|Alfred Stieglitz was 54 when Georgia arrived in New York...23 years her senior. Educated in Berlin, he had studied engineering and photography before returning to the States at the turn of the century and opening the 291 gallery. He pioneered the art of photography, and single-handedly introduced America to the works of Picasso, Matisse, and Cezanne at the gallery...along with publishing his well respected "Camera Works" magazine.
Shortly after her arrival, Alfred took Georgia up to the Stieglitz family home at Lake George in the Adirondack Mountains. They would return to the lake home each summer for years to come. Georgia produced many paintings of the Lake George countryside during these years.
Stieglitz had become obsessed with photographing Georgia since the beginning of their relationship. He would take over 300 portraits of her between 1918 and 1937. Most of the more erotic poses would be in the first few years of their marriage.
Alfred's wife divorced him in September 1924 and he began to press Georgia into marriage. She was reluctant to do so since they had lived together since 1918 and had survived the scandal, seeing no reason to marry now. She finally relented and married late in December.

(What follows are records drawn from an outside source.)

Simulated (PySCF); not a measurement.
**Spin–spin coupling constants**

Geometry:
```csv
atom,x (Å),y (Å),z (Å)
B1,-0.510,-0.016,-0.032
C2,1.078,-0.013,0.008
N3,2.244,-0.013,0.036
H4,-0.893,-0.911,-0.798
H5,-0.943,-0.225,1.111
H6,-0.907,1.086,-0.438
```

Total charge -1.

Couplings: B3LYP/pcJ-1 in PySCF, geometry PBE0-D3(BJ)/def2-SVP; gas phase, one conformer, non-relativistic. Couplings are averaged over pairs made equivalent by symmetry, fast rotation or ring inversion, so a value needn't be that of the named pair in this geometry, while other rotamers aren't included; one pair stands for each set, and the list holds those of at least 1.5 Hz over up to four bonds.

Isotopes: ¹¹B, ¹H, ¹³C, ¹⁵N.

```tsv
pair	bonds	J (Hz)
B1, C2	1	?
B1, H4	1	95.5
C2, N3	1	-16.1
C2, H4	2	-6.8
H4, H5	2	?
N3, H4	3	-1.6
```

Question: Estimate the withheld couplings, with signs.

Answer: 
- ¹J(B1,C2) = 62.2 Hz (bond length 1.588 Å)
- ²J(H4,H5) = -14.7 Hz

During the long winter months in New York she began to paint her very large flowers, some of her most popular work today. She completed her first enormous flower painting in 1924.
In 1925 she and Stieglitz moved to the Shelton Hotel in New York, taking an apartment on the 30th floor of the new building. They would live here for 12 years. With a spectacular view, Georgia began to paint the city.
In May of 1929, Georgia would set out by train with her friend Beck Strand to Taos, New Mexico...a trip that would forever change her life.